> So either a) Wikipedia is misrepresenting the issue, b) I'm making some
> glaring logical error, or c) I am the smartest person in the world. (c)
> seems rather less probable than the alternatives. If (a), what's a better
> summary? If (b), what embarrassing thing am I doing wrong?
I agree with others that the transformation problem is a swamp into which you don't want to get dragged. But you're basically asking 'why is there a profit rate at all?', or at least 'why is it exogenous?' The wikipedia article doesn't address this at all, but maybe it doesn't need to - because it's really a separate issue from the tranformation, which takes a profit rate for granted - it's exogenous, like you say.
I think the basic answer is that producing capital uses real resources and time, for which there are opportunity costs. So to get more arrows made, the entrepreneur has to get hunters to switch from hunting, but pay them at least the real wage they would have got hunting. So they will still consume as many beavers and deer as previously, but there will be fewer hunters 'producing' beavers and deer. So to make the story complete, you also need to know things like
- how many deer and/or beavers per day do people need to live on? - how many deer and how many beavers can hunters catch on average in a day without arrows, and with arrows? - how many arrows have already been accumulated?
The thing that stops people making infinite arrows (capital) and driving the profit rate down to zero is that accumulation of the arrows requires the diversion of workers away from hunting. In the example you get from Wikipedia, it seems there is no wage-labour so 'workers' and 'entrepreneurs' are the same people. In that case, there would be a tendency for any switching of effort to arrows to drive up the arrow-price of deer and beavers - and the limit point would be such (factoring in depreciation) that the rent of arrows would equal their (marginal) productivity in deer and beaver 'production', i.e. the extra amount of deer/beavers a single hunter can catch on average with an arrow over what they can catch without an arrow.

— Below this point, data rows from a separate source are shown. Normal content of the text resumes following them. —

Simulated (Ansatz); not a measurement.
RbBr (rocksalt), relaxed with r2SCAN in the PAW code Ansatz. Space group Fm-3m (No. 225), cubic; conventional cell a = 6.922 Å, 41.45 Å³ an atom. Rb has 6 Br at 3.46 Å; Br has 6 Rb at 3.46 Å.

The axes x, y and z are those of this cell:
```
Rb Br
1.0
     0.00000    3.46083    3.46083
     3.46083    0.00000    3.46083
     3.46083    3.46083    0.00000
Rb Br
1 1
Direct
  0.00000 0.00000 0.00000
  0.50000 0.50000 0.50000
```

In the wage labour case - i.e., all hunting and arrow-making is done by employees of capitalists - the wage rate becomes an endogenous variable too. Arrow-making capitalists compete with hunting capitalists for workers, and if accumulation of arrows happens too fast, it tends to drive up beaver/deer-wages, cutting into the surplus capitalists end up with to devote to arrow accumulation. (This is the mechanism Marx emphasised.)